If you do not speak “business legalese” you may subscribe to the notion that it is designed as an instrument of intellectual torture.Take this for example: Why would the presence of mala fides make a contract void ab initio? Is uberrimae fidei really an exception to the caveat emptor principle or must the party claiming it also show that it was non est factum? If a contract term is prima facie unfair, can a court find that by consensus ad idem the parties actually rendered that term enforceable as they acted bona fide?
Confusing isn't it?
The problem does not lie only in the Latin terms. Does a deed conferring a Power of Attorney require apostillation if it is to be effective in a foreign jurisdiction? Would the court be willing to issue an injunction to prevent the rescission of a contract whose consideration is valid? And what exactly is joint and several liability? Under what circumstances would a moratorium be considered suspended?
See? Still confusing.
While I could go on and on, I cannot possibly cover the full range of possibilities in a single article. I do hope however that I have so far annoyed you enough to convince you to keep reading this and demystify some of the terms. So that I don’t make it seem like I’m trying to edge out the other writers here(though I secretly am), I’ll keep it brief and cover only six terms today.

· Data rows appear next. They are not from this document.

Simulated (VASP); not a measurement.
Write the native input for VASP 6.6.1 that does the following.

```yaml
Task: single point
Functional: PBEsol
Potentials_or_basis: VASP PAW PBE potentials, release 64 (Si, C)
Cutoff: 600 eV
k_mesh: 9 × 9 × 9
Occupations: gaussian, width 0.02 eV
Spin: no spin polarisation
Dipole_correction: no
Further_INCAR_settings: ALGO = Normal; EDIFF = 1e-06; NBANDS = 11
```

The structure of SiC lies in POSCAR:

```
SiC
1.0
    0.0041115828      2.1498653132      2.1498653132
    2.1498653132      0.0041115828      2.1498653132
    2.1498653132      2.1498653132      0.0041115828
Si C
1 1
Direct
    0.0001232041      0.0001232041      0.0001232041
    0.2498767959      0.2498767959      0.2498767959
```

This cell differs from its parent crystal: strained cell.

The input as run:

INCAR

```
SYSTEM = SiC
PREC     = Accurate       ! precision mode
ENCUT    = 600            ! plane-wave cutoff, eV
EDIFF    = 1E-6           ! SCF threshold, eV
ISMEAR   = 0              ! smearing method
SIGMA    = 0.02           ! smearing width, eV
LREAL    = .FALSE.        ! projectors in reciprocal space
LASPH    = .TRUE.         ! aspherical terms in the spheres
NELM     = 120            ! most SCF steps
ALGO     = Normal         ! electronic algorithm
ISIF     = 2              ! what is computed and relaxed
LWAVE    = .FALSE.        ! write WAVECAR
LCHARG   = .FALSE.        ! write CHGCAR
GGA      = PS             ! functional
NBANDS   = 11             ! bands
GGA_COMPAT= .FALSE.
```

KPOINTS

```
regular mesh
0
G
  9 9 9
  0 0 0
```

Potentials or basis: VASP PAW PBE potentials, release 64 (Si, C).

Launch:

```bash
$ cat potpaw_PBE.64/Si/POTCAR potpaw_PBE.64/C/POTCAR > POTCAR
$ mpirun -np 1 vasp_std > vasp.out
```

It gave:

- Consideration refers to the thing that each party to a contract foregoes as his part of the bargain. Often, the consideration is the price paid on the one hand and the goods or services supplied on the other, but it is not limited to these. The consideration can even be a promise not to do something, such a promise not to take legal action.
- Joint and Several Liability applies in certain contracts where several parties act together. It means that all the parties are responsible as a group but also as individuals. For instance, a person who is injured by the action of the directors of a company may in certain cases sue either all the directors or any of the directors.
- Caveat emptor is a common term that means ‘buyer beware’. The buyer has the duty to find out what appertains to his purchase and he cannot claim ignorance if he buys something other than what he wanted or buys something that had encumbrances on it.
- Uberrimae fides literally means utmost good faith. Its greatest application is in insurance contracts. The general rule is that the person seeking to benefit from an insurance cover must reveal all relevant information affecting the insurance policy. This obligation is so serious that its breach would lead to an insurance contract being void, regardless of premiums having been paid.
- All of us have used the abbreviations i.e. and e.g. in our notes somewhere, but perhaps without ever having realised that they could have legal implications if they appeared in a contract. The full terms are id est and exempli gratia. The former means ‘that is’ as you already knew but it also means that the list given is conclusive. In a contract therefore, it would have the implication that there can be no other items other than the ones included. Exempli gratia means ‘for example’ and its connotation in a contract would be that the list given is not conclusive and can refer to other similar items.
- Nemo dat quod non habet is one of the most basic and most crucial principles of business law. Loosely translated, the phrase means that none can give better title than they have. If a person sells goods he does not rightfully own, the buyer cannot subsequently acquire rightful ownership of those goods.
Thank me the next time you nonchalantly throw one of these into conversation and it makes you sound extremely well read. Be careful about the Latin pronunciation though, you do not want to negate your new-found glory by pronouncing the Latin U as an ‘ah’.